With respect I can only disagree with you there (as you'd expect/predict)
BWMA has campaigned for litres to be used in an Austrian pub (in the UK) this was not a publicity campaign as to suggest so would make assumptions about the mental health of the Austrian pub owners involved.
They just want parity.
And there's nothing wrong with claiming that imperial is favoured - the best poll for that was Tesco's.
I remember speaking to someone who has very little interest in this debate, but when I told them that they'd changed Irelands roads to metric, he told me he didn't know that had happened (there was no airtime given to it over here) but then followed up with "they'd better not do that here". I asked him 'why' and he just said 'they wouldn't dare'. I'm not sure if its to do with the EU-argument or a liking of imperial but I did not take the conversation any further.

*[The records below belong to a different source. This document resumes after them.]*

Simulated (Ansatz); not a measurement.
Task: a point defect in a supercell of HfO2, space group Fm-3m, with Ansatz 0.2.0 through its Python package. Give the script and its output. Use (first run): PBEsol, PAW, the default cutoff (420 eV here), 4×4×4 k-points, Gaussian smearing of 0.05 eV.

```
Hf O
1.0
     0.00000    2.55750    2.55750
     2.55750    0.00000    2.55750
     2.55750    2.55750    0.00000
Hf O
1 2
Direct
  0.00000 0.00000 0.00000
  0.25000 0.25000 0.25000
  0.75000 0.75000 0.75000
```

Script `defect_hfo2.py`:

UKMA and USMA are campaigning to bring about change by peacful means and are acting within the normal confines of respect for freedom and democracy. The issue they are campaigning for may not be a high priority with most people and the contention that things are in a mess will not necessarily occur to many, but that doesn't invalidate it. Part of the problem is to get it talked about so people do start to think about it.
In the end their respective campaigns will only succeed if people at all levels in society do ulimately go along with what they are trying to do and common sense prevails, as it usually does.



All I can say is "40 yrs and counting".
I also must say that I feel the views of UKMA and USMA are different in many respects.
Reading "A very British mess" points clearly to quite heavy handed statist measures.
So also do their pro-forma letters-to-MPs on their webpage.


I have no children, yet, but I'd never use a BWMA pro-forma letter to complain to my MP that imperial is being down-trodden and 'its not fair on my kids'. Fortunatetly BWMA don't do such pro-forma letters.